Monday 27 January 2020

LILA: Historia Gráfica de una Lucha

by Toni Galmés and Mª Ángeles Cabré
preface by Paula Bonet

When I saw it in the library, from the far, my first thought was: “Finally, a book about my favourite singer”! Of course, I was wrong, but still I am thankful to Lila Downs for the fact I opened this book and took it home.

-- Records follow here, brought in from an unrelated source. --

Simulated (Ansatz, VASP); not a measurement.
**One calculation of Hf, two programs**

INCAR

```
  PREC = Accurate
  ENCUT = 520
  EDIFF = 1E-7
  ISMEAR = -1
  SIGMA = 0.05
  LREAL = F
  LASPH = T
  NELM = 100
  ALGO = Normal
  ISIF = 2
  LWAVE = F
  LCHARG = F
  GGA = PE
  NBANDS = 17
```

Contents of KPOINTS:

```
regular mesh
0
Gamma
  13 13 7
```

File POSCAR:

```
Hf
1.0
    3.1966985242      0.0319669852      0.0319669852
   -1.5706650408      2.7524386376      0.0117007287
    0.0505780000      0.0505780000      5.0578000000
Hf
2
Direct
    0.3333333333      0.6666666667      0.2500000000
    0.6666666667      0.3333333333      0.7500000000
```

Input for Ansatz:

Lila: historia gráfica de una lucha is a Spanish version of Lila: història gràfica d’una lluita and presents, to quote its publisher, Comanegra, “the history of feminism through its most representative images”. No, it is more than that. Artists are the fighters, and the images are the weapons. But how much feminist history and art one can fit in a 160-page volume? Quite a lot, actually. From abolitionism and suffragist movement to Arab Spring, Malala, Women’s March, #MeToo and, closer home,“Yo también soy adúltera”, 15-M movement and La Manada case; and, art-wise, from Delacroix and Goya through Rosie the Riveter to Guerrilla Girls, Femen, Pussy Riot, Pussyhat, and even Rosalía. Informative and up-to-date — I didn’t know about Ana Orantes murder or Rojava revolution before — and a pleasure to leaf through. My only issue is with the small size of illustrations placed in the margins, while on some pages the same margins are left completely blank.

Saturday 25 January 2020

I’d Rather Go Blind

by Billy Foster, Ellington Jordan and Etta James

So, if you have had enough Burns by now, why not celebrate today the birthday(s) of Robert Boyle (1627), Anna Gardner (1816), W. Somerset Maugham (1874), Virginia Woolf (1882), Florence Mills (1896), Witold Lutosławski (1913), Ilya Prigogine (1917), Arvid Carlsson (1923), Antônio Carlos Jobim (1927) or Benny Golson (1929)? As for me, I fancy to play some Etta James (1938–2012) who, incidentally, was born the same day as Vladimir Vysotsky. Here is a 1975 live version of I’d Rather Go Blind, originally recorded in 1967 and released the following year.

Saturday 18 January 2020

How to Train Your Dragon trilogy

Timur’s got this box set as a delayed birthday present; these (extended) Christmas holidays we watched all three films.

How to Train Your Dragon

a film by Dean DeBlois and Chris Sanders

The first film in the series, and, unsurprisingly, the best. Given that it is co-directed by DeBlois and Sanders, the dynamic duo behind Lilo & Stitch, it is hardly surprising that one of the protagonists, viz. the dragon Toothless, seems to be just a gracile, winged, cat-like version of the famous Experiment 626. And why not? The only drawback is the absence of a worthy villain.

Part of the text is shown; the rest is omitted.